When we listen to the debates however it's clear that the tactic is not to engage with argument but rather to rely on a certain condition that is pervasive in the culture. When critics make appeals to emotion (what does love have to do with reason?) or when they use the tactics of just reading passages from pro-marriage books to highlight their strange sounding nomenclature to turn off listeners, they are counting on a reaction rather than a response.
If we look at a debate as a set of transactions, not just between the debaters but between each debater and the audience, and between factions among the audience, we can see that there is a very large and very intense game of "Yes But". Call it "Sez You!" or something like that. The game involves emotionally sandbagging the opponent and deflecting his argument.
Of course, this analysis does not fit everything. Many are engaging with the debate with arguments and this included Epicurian, utilitarian, and libertarian arguments. Thus analysis also does not imply that defenders of traditional marriage are above playing games. Nor does this analysis say why this game is being played and why people are counting on crossed transactions to accomplish political purpose in such an undemocratic way.

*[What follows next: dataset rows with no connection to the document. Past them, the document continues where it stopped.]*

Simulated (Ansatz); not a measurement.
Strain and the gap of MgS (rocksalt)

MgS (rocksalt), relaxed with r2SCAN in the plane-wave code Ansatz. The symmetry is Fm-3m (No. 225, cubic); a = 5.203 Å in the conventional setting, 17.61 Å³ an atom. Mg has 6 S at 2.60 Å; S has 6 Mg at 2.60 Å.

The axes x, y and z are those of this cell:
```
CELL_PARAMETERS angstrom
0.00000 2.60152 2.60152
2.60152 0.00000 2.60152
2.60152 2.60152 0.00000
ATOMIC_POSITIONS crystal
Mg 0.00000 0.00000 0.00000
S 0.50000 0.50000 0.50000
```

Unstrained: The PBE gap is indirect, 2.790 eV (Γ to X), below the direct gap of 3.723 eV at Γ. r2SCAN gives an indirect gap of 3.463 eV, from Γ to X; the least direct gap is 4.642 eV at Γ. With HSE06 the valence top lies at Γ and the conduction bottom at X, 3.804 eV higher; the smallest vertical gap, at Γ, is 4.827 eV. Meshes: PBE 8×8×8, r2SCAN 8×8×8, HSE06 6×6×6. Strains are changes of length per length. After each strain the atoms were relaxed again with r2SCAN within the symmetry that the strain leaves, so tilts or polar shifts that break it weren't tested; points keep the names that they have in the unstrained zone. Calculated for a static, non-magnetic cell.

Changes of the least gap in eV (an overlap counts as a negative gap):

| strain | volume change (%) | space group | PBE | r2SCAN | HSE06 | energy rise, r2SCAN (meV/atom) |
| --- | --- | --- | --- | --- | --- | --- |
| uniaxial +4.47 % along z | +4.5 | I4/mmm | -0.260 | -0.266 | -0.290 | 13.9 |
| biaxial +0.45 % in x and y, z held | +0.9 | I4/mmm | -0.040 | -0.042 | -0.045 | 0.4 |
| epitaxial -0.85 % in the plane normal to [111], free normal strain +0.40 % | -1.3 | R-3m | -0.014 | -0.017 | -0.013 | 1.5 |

But having this as a tool of analysis should provide some ready comfort to defenders of traditional marriage. It gives them insight into what's going on and makes sense of how the situation makes them stressed (and thus decreases that stress). It also helps the audience they are trying to reach. If they also see that what they are doing is an empty game it will tend to make them not want to play along and a real conversation can take place. It will also show how such tactics illegitimately serve one party rather than another and coerce that party to engage more responsibly in order to foster a better image of itself. Finally, it will give proponents of traditional marriage a much brighter and hopeful prospect that comes with the "Aha!" of seeing through the source of their perplexity and how flimsy it is. Is "Sez You" and adequate basis of a social policy?